Fragi’s improved performance as the main tank helped the Fusion reach a higher level of competition in Stage 2 (Courtesy of Activision Blizzard Inc.)

 

Written by Carter Cotrupi

Stage 3 is underway and that means we are done with the Stage 2 team notes! This last part features a familiar group of Overwatch League teams with one black sheep that almost claimed a huge upset in the Stage finals.

 

  1. Seoul Dynasty

Seoul Dynasty will look for redemption in Stage 3 after falling short of the stage playoffs once again in Stage 2 (Courtesy of Seoul Dynasty on Twitter)

For the second time in a row, the Seoul Dynasty have found themselves on the outside looking in. Seoul looked poised to be the early favorites to take the Stage 2 title after starting with a six-game win streak. But the team came crashing back down to Earth with three consecutive losses to New York, London, and Houston. The team finished Stage 2 at 7-3 but fell too far behind in map differential where the Philadelphia Fusion edged them out for 3rd place.

What makes missing the Stage 2 playoffs a harder pill to swallow is that Seoul had shown much improvement in the areas that needed work after Stage 1. The Dynasty has little to no talent gaps to address in their starting lineups. Munchkin came to fill in the main Tracer role and was much more proficient in assisting Fleta’s incredible DPS play than he was in Stage 1. Tobi and Ryujehong continue to show everyone why they’re one of the top support duos in OWL. All the pieces were there for the Dynasty to capture a Stage 2 playoff spot, but they had a hand in sabotaging their chances once again.

 

  1. London Spitfire

The London Spitfire had all the tools to make it back to the Stage finals but there were a few small factors that made them more vulnerable this time around. For one, Birdring and Profit did not look comfortable against the Philadelphia Fusion in the semi-finals. This was not the same DPS duo who stole the spotlight against Houston and New York in the Stage 1 playoffs. The Fusion’s DPS cast of Carpe, EOD, and Snillo outplayed their counterparts in nearly every category and that made all the difference in their 3-2 victory over London.
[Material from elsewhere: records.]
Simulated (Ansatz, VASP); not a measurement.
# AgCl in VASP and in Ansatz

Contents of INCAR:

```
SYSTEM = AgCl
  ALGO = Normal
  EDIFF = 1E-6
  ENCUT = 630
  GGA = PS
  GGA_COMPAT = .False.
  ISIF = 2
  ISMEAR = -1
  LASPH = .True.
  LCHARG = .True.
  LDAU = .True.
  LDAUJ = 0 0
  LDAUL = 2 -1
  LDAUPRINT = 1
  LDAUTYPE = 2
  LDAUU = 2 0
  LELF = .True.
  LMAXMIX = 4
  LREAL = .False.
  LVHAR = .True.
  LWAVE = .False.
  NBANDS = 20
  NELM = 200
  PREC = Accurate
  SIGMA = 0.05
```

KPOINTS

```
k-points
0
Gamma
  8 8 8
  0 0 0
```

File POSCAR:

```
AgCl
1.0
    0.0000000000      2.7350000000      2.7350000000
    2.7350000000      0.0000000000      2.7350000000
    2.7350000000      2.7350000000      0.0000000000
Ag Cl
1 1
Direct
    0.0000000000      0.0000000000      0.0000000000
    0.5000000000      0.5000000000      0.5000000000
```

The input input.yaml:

The main problem with the Spitfire in Stage 2 appeared to correlate with the coach’s decision to divide the roster into a Team A and Team B lineup. Right away, this told the rest of the OWL teams what London expected from them depending on which team they used against you. Team A consisted of the former GC Busan (Overwatch APEX) players that London originally signed at the start of OWL: Profit, Gesture, Hooreg, HaGoPeun, WOOHYAL, and Closer. That means three of the players who helped London win the Stage 1 Championship were demoted to Team B: Birdring, Nus, and Bdosin.

After experimenting with this A/B team set all through Stage 2, it was simply too late for London to fix things when the Philadelphia Fusion took them down in the stage playoffs. I expect London to abandon this strategy and go back to the basics with what worked in their dominant Stage 1 run.

 

  1. Philadelphia Fusion

The Florida Mayhem may take the ‘Most Improved’ trophy for Stage 2, but the Fusion were just a couple team fights away from upsetting the NYXL empire in the final round. Outside of Fissure on the LA Gladiators, the debut of the Israeli DPS player Josue “EQO” Corona was one of the most impactful moments of Stage 2. EQO has been on the Fusion roster since the start of the Overwatch League but was caught up in the whirlwind of visa problems Philadelphia has dealt with since the preseason and was not available to play until the start of Stage 2. Boasting one of the more wider hero pools out of all the DPS/Flex players in OWL, EQO would help his boost his teammates with his highlight-reel Genji plays and solid off-tank performance on Roadhog.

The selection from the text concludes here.